Destination Moon: A History of the Lunar Orbiter Program

Bruce K. Byers, NASA Headquarters, Washington, D.C. 1977, NASA TM X-3487 PDF HTML
“In June 1967, as a member of the NASA History Office Summer Seminar, I began work on a history of the Lunar Orbiter Program, then in its operational phase. My objective was to document the origins of the program and to record the activity of the missions in progress. I also wanted to study the technical and management aspects of the lunar orbital reconnaissance that would provide the Apollo Program with photographic and selenodetic data for evaluating the proposed astronaut landing sites.”
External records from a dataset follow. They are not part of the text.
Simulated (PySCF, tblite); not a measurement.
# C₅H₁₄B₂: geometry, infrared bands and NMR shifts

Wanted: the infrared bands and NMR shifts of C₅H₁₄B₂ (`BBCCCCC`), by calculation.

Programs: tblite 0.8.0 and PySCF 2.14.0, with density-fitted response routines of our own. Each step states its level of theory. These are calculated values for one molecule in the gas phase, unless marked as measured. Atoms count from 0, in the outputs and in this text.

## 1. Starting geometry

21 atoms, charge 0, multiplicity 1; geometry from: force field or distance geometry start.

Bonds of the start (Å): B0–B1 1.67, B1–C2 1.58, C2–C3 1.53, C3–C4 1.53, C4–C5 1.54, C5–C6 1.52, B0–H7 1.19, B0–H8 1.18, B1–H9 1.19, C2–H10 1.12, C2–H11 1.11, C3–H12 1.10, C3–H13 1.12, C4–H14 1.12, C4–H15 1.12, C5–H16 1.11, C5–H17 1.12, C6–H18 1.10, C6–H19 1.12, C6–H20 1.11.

“Lunar Orbiter brought several new departures in U.S. efforts to explore the Moon before landing men there. It was the first big deep space project for Langley Research Center. It came into being in 1963 after the Ranger and Surveyor Programs were well along in their development and at a time when the data it could acquire would be timely to Apollo only for mission design, not for equipment design, since the decisions on the basic Apollo equipment had already been made. Although Lunar Orbiter was not a “crash” effort, it did require that Langley Research Center set up a development and testing schedule in which various phases of the project would run nearly concurrently. This approach had not been tried before on a major lunar program.
Research led me first to the Office of Space Science and Applications at NASA Headquarters in Washington. I discussed the project with Lunar Orbiter Program officials and received help and encouragement from Oran W. Nicks, the Director of Lunar and Planetary Programs (later Deputy Director of Langley Research Center); Lee R. Scherer, then Lunar Orbiter Program Director (later Director of Kennedy Space Center); and Leon J. Kosofsky, Lunar Orbiter program engineer. Complete chronological files of the Lunar Orbiter Program Office enabled me to outline the basic developments since the inception of Lunar Orbiter.
After studying files in Washington and at Langley Research Center and interviewing project officials, I went to Kennedy Space Center to witness the launch of Lunar Orbiter 5, the last mission of the program. There I interviewed program officials and Boeing and Eastman Kodak contractor representatives. Back in Washington, I wrote a preliminary manuscript about the program, for limited circulation among NASA offices as a Historical Note.
I returned to NASA Headquarters in the summers of 1968, 1969 and 1970 to expand my study of the program-one of NASA’s major successes before the Apollo landings. In early June 1969, I was assigned to the Apollo Lunar Planning Office, whose director, Scherer, had encouraged me throughout the first two summers of research. In his office, I could see how Lunar Orbiter photographic data were being used in planning the Apollo 11 landing and subsequent missions. I conducted additional interviews and discussed results of Orbiter missions with Dr. Farouk El-Baz and Dennis James of Bellcomm, a consulting firm supporting NASA on Apollo. Through these talks I learned the technical and scientific significance of much of the Orbiter photography and how it was being applied. I went again to Langley, with new questions. Many of the former Lunar Orbiter project officials were occupied with a new planetary program: the Viking Program to explore Mars. Lunar Orbiter was history for them, but the experience from that program was already helping them in their newest endeavor. As this manuscript goes to press the two dual-role Viking spacecraft have successfully orbited Mars and sent two landers to the Martian surface. These craft have conducted numerous experiments to search for signs of life and to give us our first detailed views of the Martian landscape.
During the remainder of 1969 and in the summer of 1970 I worked to complete the draft of the history contained in the following pages. I submitted the manuscript in June 1971, shortly before beginning my present career as a Foreign Service officer.
The decade of the sixties was filled with turbulence, discontent, and upheaval. It also was a time of outstanding achievements in advancing our knowledge of the world in which we live. We accelerated the exploration of our planet from space. We landed men on the Moon, brought them safely home again, and learned how they could survive in space. And we began sending unmanned planetary explorers to chart the solar system and to search for signs of life on Mars. It is the purpose of this history to recount one chapter in this exploration, as a small contribution to the store of knowledge about America’s first voyages on the new ocean of space.
I am grateful to the NASA History Office, whose staff have enabled me to write this history. I dedicate it to all the people who worked to make Lunar Orbiter the success it wasthat they might have a record of their accomplishments to share with future generations.”